Could someone with a different background do your job?

Yes, you don’t have to have grown up on a farm to become an agronomist. I have friends who are agronomists who lived the majority of their lives in a city or town. However you need to have studied a B. Agriculture or higher at Uni.

Let us know which kind of characteristics or other skills one should have when it comes to your job!

Good people and communication skills, can work in a team or on their own, be happy to travel long distances, enjoy the outdoors, handle pressure well, computer and tech savvy, never stop learning and just have an all-round happy personality.

What's the coolest thing about your job?

I love being able to help farmers, being outdoors and that there is always something new to learn. I enjoy speaking with the clients the most. The appreciation a farmer shows you when you have helped them is one of the best indictors that you are doing a good job.

What are the limitations of your job?

This job does have a fare bit of responsibility, you are dealing with a farmer’s crop, which can be their only income for that year. Which is why it is always important to ask for help if you don’t know and if you don’t know, say that! And let the grower know you will get in touch with someone who does and either bring a second opinion back with you or you will call the farmer with the advice given from the person who you are calling. In the area I am in you don’t have to work on weekends, however because farmers work no matter the day, you will sometimes receive phone calls on weekend with questions. Yes the job can be physically demanding as you are walking through crops all day, and maybe delivering drums or bags of chemical etc. There can be limitations to every job, but it’s how you handle them that will set you apart. Ask for help if you need it and never stop learning!

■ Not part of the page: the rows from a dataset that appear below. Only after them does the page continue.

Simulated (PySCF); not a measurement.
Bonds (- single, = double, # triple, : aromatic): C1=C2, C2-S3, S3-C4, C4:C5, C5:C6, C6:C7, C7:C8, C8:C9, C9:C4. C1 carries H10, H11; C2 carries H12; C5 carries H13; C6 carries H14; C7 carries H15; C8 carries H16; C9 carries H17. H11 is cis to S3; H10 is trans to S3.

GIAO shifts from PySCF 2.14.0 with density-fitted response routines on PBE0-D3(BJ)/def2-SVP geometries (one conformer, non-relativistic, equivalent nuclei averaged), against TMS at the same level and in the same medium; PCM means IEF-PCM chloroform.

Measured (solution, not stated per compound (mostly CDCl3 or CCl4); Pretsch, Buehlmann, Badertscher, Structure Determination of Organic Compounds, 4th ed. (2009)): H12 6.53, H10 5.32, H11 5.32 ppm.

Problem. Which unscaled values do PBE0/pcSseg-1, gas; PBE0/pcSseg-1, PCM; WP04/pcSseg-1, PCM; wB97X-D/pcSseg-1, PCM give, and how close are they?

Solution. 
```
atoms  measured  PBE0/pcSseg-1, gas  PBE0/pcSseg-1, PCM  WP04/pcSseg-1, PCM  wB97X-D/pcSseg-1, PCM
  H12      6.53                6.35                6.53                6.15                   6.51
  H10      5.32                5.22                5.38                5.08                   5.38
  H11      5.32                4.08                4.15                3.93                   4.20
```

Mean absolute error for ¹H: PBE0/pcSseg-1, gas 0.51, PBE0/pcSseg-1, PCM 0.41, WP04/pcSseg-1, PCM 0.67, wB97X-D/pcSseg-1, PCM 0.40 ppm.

3 pieces of advice for yourself when you were a student...

  • Never turn down any opportunity that presents itself- you never know where it may take you or who you might meet.
  • Don’t ever limit yourself, if there is something you want to do, do it and do it whilst you’re a student, because it can be extremely hard to go back and study again once you have left.
  • Actually put some thought into your work experience that you have to do, don’t just pick the easiest thing to get it done, and think about what you want to learn and what you’re going to get out of it!

(You didn’t ask for a 4th piece of advice but this is an important one) NEVER STOP LEARNING. Even when you leave school or uni, never think you don’t need to learn anymore!